Recently on a visit to a chip shop it struck me that chippie workers constantly have to say the word "chips" over and over and I had a chuckle at how they would slowly
dement themselves with all the chip-based permutations day-in and day-out.
My laugh was short-lived though as the next day I caught myself saying the word "widget" at least 14 times an hour.
Widgets are the new chips alright.
Remember the old days when the media majors wanted you to go to their own portals and have your whole
Internet experience from within their domain?
They all (
MSN, Yahoo, AOL,
BT et al) had this approach to try and hold onto the customer. It was the the shopping mall where they'd like to lock the door when you enter as when you left they couldn't successfully advertise, track and sell you things. This would be a fine approach if one web service could really offer us everything but clearly the world isn't like that on the web anymore.
I use
hotmail,
facebook, google (nearly all their applications),
flickr,
myspace and a tonne of other web services and before '
widgets' I would have to go to all these different sites running around to get to my data and services. Tabbed browsing helped make this a little easier but still, I was opening pages left right and centre.

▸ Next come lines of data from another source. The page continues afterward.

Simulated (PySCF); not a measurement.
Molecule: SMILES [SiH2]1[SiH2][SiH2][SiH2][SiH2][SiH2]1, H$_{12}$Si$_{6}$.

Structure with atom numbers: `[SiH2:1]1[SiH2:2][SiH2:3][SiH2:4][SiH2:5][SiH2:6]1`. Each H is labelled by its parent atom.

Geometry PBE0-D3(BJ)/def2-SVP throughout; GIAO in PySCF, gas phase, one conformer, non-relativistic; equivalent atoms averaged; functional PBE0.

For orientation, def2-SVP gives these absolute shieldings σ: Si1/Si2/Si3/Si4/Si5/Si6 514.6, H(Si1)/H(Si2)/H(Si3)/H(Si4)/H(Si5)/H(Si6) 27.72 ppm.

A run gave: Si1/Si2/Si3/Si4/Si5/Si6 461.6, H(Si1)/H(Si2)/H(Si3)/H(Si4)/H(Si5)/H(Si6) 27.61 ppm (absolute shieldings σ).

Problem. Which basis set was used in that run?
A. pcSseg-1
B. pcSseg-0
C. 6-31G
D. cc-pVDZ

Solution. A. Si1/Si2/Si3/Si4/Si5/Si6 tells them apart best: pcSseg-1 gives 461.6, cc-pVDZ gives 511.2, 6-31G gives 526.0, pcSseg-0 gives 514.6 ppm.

Widgets, as a recap, allow you to take a chunk of a
websties functionality and present it anywhere you would like - this allowed the data and service to come to you rather than the other way around. The graphical interface of your
Flickr or YouTube widget has no dependency on
Flickr or YouTube as the widget developer (and you) only want the data from these services. You can embed widgets in your Web2.0 profiles, your custom
start pages or embed them in web pages you code yourself. They are modular little
lego chunks of functionality that allow us to
construct our own dashboards and environments.
Widgets are overground now and are used by
bloggers, social network users, auction sites and owners of personal web sites. They exist on home page sites such as
iGoogle,
Netvibes, or
Pageflakes.
Have a look at how I can easily aggregate widgets on one page to help with all aspects of my travel planning. A widget here, a widget there allows me to take the best of each web service and
commoditise them to suit myself:
For the most part widgets are
sandboxed and operate in
ignorance of one another and mostly they manipulate data in the web cloud - it's just safer that way.
Recently there has been a rightful
hoo-ha about mobile widgets i.e. widgets running on a mobile phone. For the most part web services on the mobile phone are consumed using a mobile browser or a dedicated application. The mobile browsers such as Safari, Opera Mini or the
Nokia browsers are conceptually derived from their web counterparts and for the most part mobile web services via a browser, while improving, tend to be cumbersome with the best experience requiring multi-touch devices and continual zooming in and out to navigate pages that were essentially developed for the 'big screen' web.
The same principal that applied on web also applies to some widget platforms - bring the data to the customer rather than have them run around the web for it themselves.
The first big service in this space was by
Nokia with their
Widsets offering which was a Java program on your mobile that allowed you to add, view, and configure widgets directly from your mobile. To make life easier
Nokia also provided a fixed line service to more easily allow users to manage how the service appeared on their mobile.
The market recently has exploded with widget offerings for mobile and it is in this field that I find myself caught up in - being earnest about widgets, looking at widget solutions,
imagining the strategic importance of widgets - this ridiculous sounding little word now holds great gravity for me. I can no longer think of a 'mobile meal' without thinking "would you like some widgets with that?".
Mobile widget solutions have now moved on from standalone application style approaches, like Widgets, to richly integrated solutions that harmonise with a users idle screen (your phones dashbaord). The area is in transition and there are currently no standards on how to do this across multiple handset platforms and phone models.
The fight is on between Telecomms companies, handset manufacturers and large service providers.
Nokia has an S60 solution they are developing with the Symbian foundation, Opera has a widget solution that it is rolling out with operators, handset manufacturers are replacing their 'program menus' with richer widget style dashboards.
My dad would never use a mobile browser but I do believe he would use a Celtic football club widget alerting him of scores and news and providing him with simple links to video footage right from his mobile phone home screen. The simplicity and immediacy of web services has changed with these little critters called widgets and if you don't find yourself coming across this innocuous word alongside some market superlatives in 2009 then I, for one, would be very surprised.